Eldridge served her “proposed judgment on equitable claims.”
Defendants objected to Eldridge’s proposed judgment. They argued that the
judgment should more properly be interlocutory. Defendants reasoned that the court had
limited trial to two factual issues: (1) the interpretation of the McNama settlement, and
(2) whether the defendants are bound by the terms of the McNama settlement. As a result
of this limitation on the trial’s scope, defendants argued that other issues raised by the
pleadings remained to be tried, such as Eldridge’s claim for injunctive relief, and
defendants’ affirmative defenses of statute of limitations, laches, lack of privity, and the
statute of frauds, among others.
The trial court scheduled a hearing into whether an interlocutory or a final
judgment was appropriate given defendants’ objections to Eldridge’s proposed judgment.
7
(Cal. Rules of Court, rule 3.1591; Code Civ. Proc., § 577; Wegner et al., Cal. Practice
Guide: Civil Trials and Evidence (The Rutter Group 2014) § 16:108, p. 16-23.)
Defendants fired Mr. Kohn. Through their new attorneys defendants took the
position that trial had not been completed, notwithstanding they had rested on April 2,
2012. Toward that end, defendants filed a statement of decision intimating that issues
remained to be determined and echoing their position that the trial court had limited the
scope of issues before trial. Defendants also moved for leave to reopen trial.
The trial court rejected defendants’ assertion that the court had limited the
equitable portion of the trial to the “ ‘meaning of the [McNama] settlement agreement’ ”

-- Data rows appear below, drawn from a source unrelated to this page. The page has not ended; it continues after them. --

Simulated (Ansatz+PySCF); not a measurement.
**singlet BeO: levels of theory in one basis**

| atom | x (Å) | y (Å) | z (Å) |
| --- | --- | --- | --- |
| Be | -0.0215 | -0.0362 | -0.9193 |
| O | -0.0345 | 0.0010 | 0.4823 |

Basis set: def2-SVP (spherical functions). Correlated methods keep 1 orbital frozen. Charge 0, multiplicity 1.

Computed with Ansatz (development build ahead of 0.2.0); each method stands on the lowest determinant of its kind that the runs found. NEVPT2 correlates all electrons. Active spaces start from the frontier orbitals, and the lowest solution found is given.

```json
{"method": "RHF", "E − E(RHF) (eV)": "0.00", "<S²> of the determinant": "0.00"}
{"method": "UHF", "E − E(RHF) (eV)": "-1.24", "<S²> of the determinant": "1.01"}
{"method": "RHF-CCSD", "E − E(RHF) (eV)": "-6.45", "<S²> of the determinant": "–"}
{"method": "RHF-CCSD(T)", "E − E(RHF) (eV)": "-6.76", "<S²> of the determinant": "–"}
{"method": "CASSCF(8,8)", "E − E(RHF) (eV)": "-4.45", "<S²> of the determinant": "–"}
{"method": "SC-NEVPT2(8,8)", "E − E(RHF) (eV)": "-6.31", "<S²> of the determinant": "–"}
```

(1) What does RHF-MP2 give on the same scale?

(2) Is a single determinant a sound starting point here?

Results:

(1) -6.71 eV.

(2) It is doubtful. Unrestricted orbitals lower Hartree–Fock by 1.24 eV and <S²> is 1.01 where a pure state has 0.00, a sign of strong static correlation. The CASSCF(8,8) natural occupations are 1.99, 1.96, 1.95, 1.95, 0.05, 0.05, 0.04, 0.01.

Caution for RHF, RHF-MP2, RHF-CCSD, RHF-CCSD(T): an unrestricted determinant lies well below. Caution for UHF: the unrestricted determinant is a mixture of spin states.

and whether Cleeland had the ability to bind defendants contractually. After reviewing
the portions of the reporter’s transcript cited by defendants, the court explained that the
issue before the court in the declaratory relief trial was the meaning of the settlement and
its legal effect. The court then explained, “If Defendants believed, at the time of the trial,
there were defenses to enforcement of the settlement agreement, they should have raised
them. It is clear that the issue was not limited to the ‘meaning’ of the settlement
agreement, as Defendants now contend. . . . [¶] Defendants’ attempt, at this time, to add
a cause of action to rescind the contract and to add affirmative defenses to enforcement of
the contract, fails. The issue has already been decided.” (Italics added.)
Turning to defendants’ objections to Eldridge’s “proposed judgment on equitable
claims,” the trial court overruled them1 and determined that a judgment, as opposed to an
interlocutory ruling, was proper. It reasoned that there were “no issues remaining to be
tried as between Plaintiff, Eldridge[,] and Defendants. There are no remaining
affirmative defenses to be tried, as the defenses were asserted to the operative complaint,
which was tried in full.” (Italics added.) The only causes of action remaining to be tried
were the legal ones asserted by Newman, which did not involve Eldridge. Thus, the court
1
The court also denied defendants’ proposed statement of decision as untimely
filed, denied their motion for leave to amend the cross-complaint and answer, and
overruled their objections to the proposed judgment.
8
concluded, a final judgment was proper as between defendants and Eldridge. The court
entered judgment on the equitable claims.
Plaintiff filed a notice of entry of judgment on equitable claims, after which
defendants moved for new trial. In particular, they argued that the judgment was against
the law because it violated the statute of frauds, and the court’s interpretation of the
McNama settlement was not supported by the evidence.
The trial court denied the new trial motion. It again rejected defendants’ assertion
that it had curbed the scope of trial by limiting the introduction of evidence to certain
issues. The court stated “Defendant cannot claim that it is entitled to a new trial based on
irregularity in the proceedings when its claiming that the irregularity was caused by its
own counsel resting VTP’s case.” Defendants’ appeal ensued.
CONTENTIONS
Defendants contend the McNama settlement violates the statute of frauds; the trial
court misinterpreted the McNama settlement; and defendants are entitled to a new trial on
material disputed issues.
DISCUSSION
1. The statute of frauds does not invalidate the McNama settlement.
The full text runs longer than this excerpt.